2007 GSA Denver Annual Meeting (28–31 October 2007)

Paper No. 8
Presentation Time: 3:55 PM

SEISMIC SIGNIFICANCE OF FAULT-ZONE ARCHITECTURE IN GRANULAR POROUS MEDIA


GOODWIN, Laurel B., Department of Geology and Geophysics, University of Wisconsin Madison, 1215 W. Dayton St, Madison, WI 53706, LEWIS, Claudia, EES: Seismic Hazards, Los Alamos National Laboratory, Los Alamos, NM 87545, GARDNER, Jamie N., Gardner Geoscience, 14170 Hwy 4, Jemez Springs, NM 87025 and RILEY, Paul R., ExxonMobil Production Company, 800 Bell St, Houston, TX 77002, laurel@geology.wisc.edu

The ~50 km long Pajarito fault system is a complex zone of deformation that displaces the 1.2 Ma surface of the Bandelier Tuff in the vicinity of Los Alamos, NM. The system records paleoseismicity associated with Rio Grande rift extension, with individual faults recording events as young as 2 ka. Both natural canyons and excavated trenches provide evidence that can be used to better understand the near-surface evolution of coseismic fault-zone structure and architecture.

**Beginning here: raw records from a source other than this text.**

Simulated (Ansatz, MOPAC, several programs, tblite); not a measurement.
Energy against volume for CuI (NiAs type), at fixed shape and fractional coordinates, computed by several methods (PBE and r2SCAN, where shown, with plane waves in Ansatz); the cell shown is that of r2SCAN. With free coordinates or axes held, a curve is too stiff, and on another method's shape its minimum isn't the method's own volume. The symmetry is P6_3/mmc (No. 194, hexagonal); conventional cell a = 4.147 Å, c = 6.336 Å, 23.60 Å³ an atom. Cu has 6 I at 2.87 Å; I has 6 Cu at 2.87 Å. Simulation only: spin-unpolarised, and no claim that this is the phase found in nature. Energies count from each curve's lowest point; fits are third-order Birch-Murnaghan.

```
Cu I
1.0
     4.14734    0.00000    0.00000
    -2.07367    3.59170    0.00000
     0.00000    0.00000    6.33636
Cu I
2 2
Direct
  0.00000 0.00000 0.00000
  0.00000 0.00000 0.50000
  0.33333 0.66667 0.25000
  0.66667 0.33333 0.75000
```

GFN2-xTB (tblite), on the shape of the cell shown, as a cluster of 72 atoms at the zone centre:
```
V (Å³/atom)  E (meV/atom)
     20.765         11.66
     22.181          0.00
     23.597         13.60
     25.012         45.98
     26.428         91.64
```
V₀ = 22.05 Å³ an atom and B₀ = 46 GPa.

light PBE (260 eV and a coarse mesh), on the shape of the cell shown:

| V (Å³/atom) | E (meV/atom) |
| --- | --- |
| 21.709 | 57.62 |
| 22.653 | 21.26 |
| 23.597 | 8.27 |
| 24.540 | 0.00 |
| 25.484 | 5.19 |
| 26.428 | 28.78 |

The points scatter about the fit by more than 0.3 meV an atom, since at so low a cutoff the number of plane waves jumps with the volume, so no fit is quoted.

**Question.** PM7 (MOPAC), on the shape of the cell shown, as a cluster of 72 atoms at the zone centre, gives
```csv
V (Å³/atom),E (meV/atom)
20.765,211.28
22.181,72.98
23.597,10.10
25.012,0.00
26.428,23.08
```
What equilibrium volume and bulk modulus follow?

The main faults of the Pajarito system exhibit clay-rich fault cores surrounded by damage zones that are dominated by minor faults and fractures. Damage zone character varies with the degree of welding of the ash-flow tuff (ignimbrite) cooling units that constitute the Bandelier Tuff. Of particular interest are glassy non-welded units, which exhibit porosities of ~30-55%, and are locally so poorly lithified that they can be disaggregated by hand. These have been compared mechanically to poorly lithified sands. Recent work indicates that structures developed in such sands depend on strain rate: seismic strain rates result in the formation of deformation bands, whereas aseismic creep is recorded by grain alignment through distributed particulate flow. In glassy non-welded units of the Bandelier Tuff, damage zone structures are deformation bands, consistent with the documented history of seismicity. In contrast, many faults in older poorly lithified sediments of the Rio Grande rift include both foliated zones formed through particulate flow, termed ‘mixed zones', and deformation bands. We hypothesize that the presence of mixed zones in these older fault zones may reflect a longer history that included episodes of aseismic creep.